Analysts say that in the next 20 years carbon storage could become a $150 billion-plus market. A new approach is gaining a lot of attention and it involves turning green house gases in stone.
"If you can convert (the gases) to stone, and it's environmentally benign and permanent, then that's better," said Juerg Matter, a German scientist at Columbia University in New York who is working on a project in Iceland to turn carbon dioxide, the main greenhouse gas, to rock.
In theory, carbon dioxide reacts with porous basalt and turns into a mineral, but no one knows how long that takes. Matter and U.S., French and Icelandic experts plan to inject 50,000 tonnes of the gas into basalt in a test starting in 2009.
Most plans by firms such as BP, Rio Tinto, E.ON, American Electric Power and StatoilHydro focus on capturing greenhouse gases and pumping them into porous rocks in shallower oil and gas reservoirs, or into disused mines or saline aquifers.
Water readily absorbs carbon dioxide -- beer and other fizzy drinks are examples. But carbon makes the seas more acidic and could make it harder for shellfish, corals, crabs or lobsters to build their protective coats.
So carbon burial may be only answer, despite environmentalists' fears that it will encourage nations to keep on burning fossil fuels rather than shift to cleaner renewable energies such as wind or solar power.
"To my mind, if declared safe and acceptable, it is going to be an imperative in terms of an effective solution," said Yvo de Boer, head of the U.N. Climate Change Secretariat.

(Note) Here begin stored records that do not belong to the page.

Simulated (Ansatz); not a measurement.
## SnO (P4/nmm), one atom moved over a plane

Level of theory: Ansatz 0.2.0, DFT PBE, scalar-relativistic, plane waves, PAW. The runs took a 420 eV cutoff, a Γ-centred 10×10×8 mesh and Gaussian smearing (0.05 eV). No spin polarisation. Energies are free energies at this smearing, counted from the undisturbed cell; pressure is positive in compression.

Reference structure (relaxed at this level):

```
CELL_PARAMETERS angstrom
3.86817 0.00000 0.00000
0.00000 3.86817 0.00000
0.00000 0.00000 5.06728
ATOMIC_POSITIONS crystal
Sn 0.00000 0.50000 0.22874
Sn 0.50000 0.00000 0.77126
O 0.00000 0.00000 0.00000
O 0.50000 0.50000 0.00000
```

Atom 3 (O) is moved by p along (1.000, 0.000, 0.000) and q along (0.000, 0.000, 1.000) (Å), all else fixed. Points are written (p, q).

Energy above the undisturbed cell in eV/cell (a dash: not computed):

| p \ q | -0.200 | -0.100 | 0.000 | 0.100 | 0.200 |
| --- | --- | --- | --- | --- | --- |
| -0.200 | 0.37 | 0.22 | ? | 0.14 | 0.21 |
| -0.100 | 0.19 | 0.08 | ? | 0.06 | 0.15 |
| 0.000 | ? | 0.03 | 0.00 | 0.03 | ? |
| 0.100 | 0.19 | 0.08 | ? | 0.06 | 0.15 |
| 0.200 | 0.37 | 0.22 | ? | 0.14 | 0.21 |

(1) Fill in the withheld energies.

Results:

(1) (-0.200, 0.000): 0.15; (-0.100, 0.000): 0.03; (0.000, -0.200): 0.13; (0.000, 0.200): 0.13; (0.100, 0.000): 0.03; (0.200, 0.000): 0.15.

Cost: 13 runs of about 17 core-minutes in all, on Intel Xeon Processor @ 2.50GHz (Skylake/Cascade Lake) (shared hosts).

"If I look at some of the really huge coal-based economies around the world, like China, like India, like South Africa, like Australia, I don't really see how we can come to grips with climate change without using carbon capture and storage."
In Iceland, the theory goes that a chemical reaction in the calcium- and magnesium-rich basalt formations will bind carbon molecules to form calcite and dolomite. Matter said that costs could be comparable to burial in oil or gas fields.
But it is unclear whether the reactions in the rocks are quick enough. "We do not know if these geochemical reactions ... will take 50, 100 or thousands of years," Matter said.
He said suitable basaltic rocks were also found in places such as India and Siberia.
Kurt Zenz House at Harvard reckoned the costs of pumping carbon to depths of more than 3,000 metres (9,800 ft) would be about 25 percent higher than shallower burial. "It's more expensive but the advantage is that it wouldn't move," he said, adding that it would also not interfere with nature.